Anime, The Mind of a Character

The Issue With Naruto Villains (The Mind of a Character)

In a long-running anime series, you’ve got to have a large catalogue of villains if you want to keep it going. This can be a little challenging, as you need to properly develop each villain, incorporate them into the larger plot, and conclude their stories in a satisfying way to make room for the next villain.

Naruto, in its early days, did pretty well with this. Each of the early villains played really well with Naruto himself, as well as other members of the cast. Zabuza and Gaara are excellent villains with decent redemption arcs, while Orochimaru is the perfect flat-villain for our hero.

Until they fuck him up entirely. But we’ll get to that.

As the series goes on, the villains of Naruto slowly declined in quality. We still had some pretty decent ones, such as Itachi, Pain and Tobi/Obito. However, the big ones, those being Madara and Kaguya, they simply became flat and boring. Hell, even the good villains are plagued with problems!

See, Naruto as a character is a very simple Goku stand-in. No, it’s not just because he’s a food-loving moron with a heart of gold who eventually becomes the most overpowered mother-fucker in the series. It’s because Naruto, like the beloved Saiyan, is not a character who develops in terms of personality. He is a flat character who inspires change in other characters rather than changing himself.

Writing villains for flat characters can be more challenging than you think. You can either write a villain with a traditional character arc who finds redemption thanks to the hero or a flat villain who cannot change and clashes with the hero in every way.

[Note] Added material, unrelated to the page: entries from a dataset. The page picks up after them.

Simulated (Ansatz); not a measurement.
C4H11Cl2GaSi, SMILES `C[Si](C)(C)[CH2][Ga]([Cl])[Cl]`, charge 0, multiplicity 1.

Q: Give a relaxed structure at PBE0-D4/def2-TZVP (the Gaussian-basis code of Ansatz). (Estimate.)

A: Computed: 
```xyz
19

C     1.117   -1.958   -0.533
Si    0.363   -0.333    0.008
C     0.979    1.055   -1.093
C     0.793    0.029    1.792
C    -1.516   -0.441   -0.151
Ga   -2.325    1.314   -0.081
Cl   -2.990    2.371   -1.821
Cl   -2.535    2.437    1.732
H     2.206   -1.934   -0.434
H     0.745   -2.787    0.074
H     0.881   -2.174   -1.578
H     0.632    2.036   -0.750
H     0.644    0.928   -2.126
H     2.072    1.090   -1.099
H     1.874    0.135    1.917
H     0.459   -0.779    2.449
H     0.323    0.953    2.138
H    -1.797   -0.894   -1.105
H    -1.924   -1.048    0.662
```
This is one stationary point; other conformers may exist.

Take, for example, Goku and Freeza. Goku is a positive character who makes those around him better. Freeza is a negative character who manipulates others into being worse than they were. Because of who they are, conflict between the two is completely inevitable. Goku cannot inspire Freeza to be good, nor can Freeza manipulate Goku into being bad.

This is why Naruto and Orochimaru’s initial conflicts are so memorable! Naruto is weak, reckless but cunning, while Orochimaru is strong, strategic and rather straightforward. Conflict between the two is completely unavoidable, and it is highly engaging! They only met a few times, but they were some of the most memorable moments from the original series!

Unfortunately, this is where we hit the problem: Orochimaru developed. Not well, mind you. He was absorbed by Sasuke, and then he was a good guy when he emerged. After that, he and Naruto never even get to interact with one-another again in the whole series! Thus, the series is left with hollow and repetitive villains in Madara and Kaguya.

There’s also a huge problem with the traditional-arc villains, those being Gaara, Pain and Obito. See, they all have the same exact problem: they’re repetitive! All of these characters are exactly the fucking same!

Gaara was a great villain when he was introduced because we hadn’t seen someone like him before. He was easily recognizable as a Naruto clone. Someone with a Tailed Beast stuffed inside them and forced to grow up isolated and rejected. He was an interesting way of showing what Naruto could have become. Plus, he had a satisfying redemption later in the series.

But then they did it again. Twice!

Pain was a Naruto who became a horrible psychopath during a war. Obito was a Naruto who lost everything and lost his mind. Both of them return to themselves when they meet Naruto, who reminds them of who they used to be. They then move on to redeem themselves and help save the world from some terrible threat.

Emotionally resonant? Kind of. They would have been more so had we not already done that storythread! It sort of loses its impact if we see the same thing over and over again!

It seems that this was realized behind the scenes, so we went back to negative flat characters. Unfortunately, they don’t clash with Naruto nearly as well as Orochimaru did back in the early days of the series! As such, they become boring obstacles rather than dynamic characters.

Madara is basically an early-Orochimaru clone without the sadistic, crazy flare that made him fun to watch. Unfortunately, by this point in the series, Naruto has gotten crazy strong, thus removing the threat of the power gap that made his interactions with Orochimaru so engaging. Worse yet, Madara hardly ever interacts with Naruto! They never have a clash of ideals! Naruto has those with Obito while Madara sits on the side and waits for everyone to shut up so he can kill shit!

Kaguya is even worse off! She is basically brick wall with a personality to match. Her personality is non-existent, leaving nothing for Naruto to interact with. She isn’t a character; she is an obstacle for the heroes to overcome. Hardly an engaging villain, don’t you think?

Naruto villains are repetitive. They are flat and boring characters that slowly become worse and worse. By the end of the series, they aren’t even characters. They are obstacles that the heroes need to overcome.

But hey! At least they don’t get any worse! I mean, the series did end after the worst villain. There is no way that the villains could possibly get any worse than that!

Cough cough, Boruto.

2 thoughts on “The Issue With Naruto Villains (The Mind of a Character)”

  1. This is usually a shounen problem. The vertical escalation of power makes it very hard for most writers to humanize the villains after a certain threshold. Also, “if it ain’t broke, don’t fix it” is the mantra of WSJ stuff. For example, I cannot believe people like Jiren, considering he is literally just a walking power level.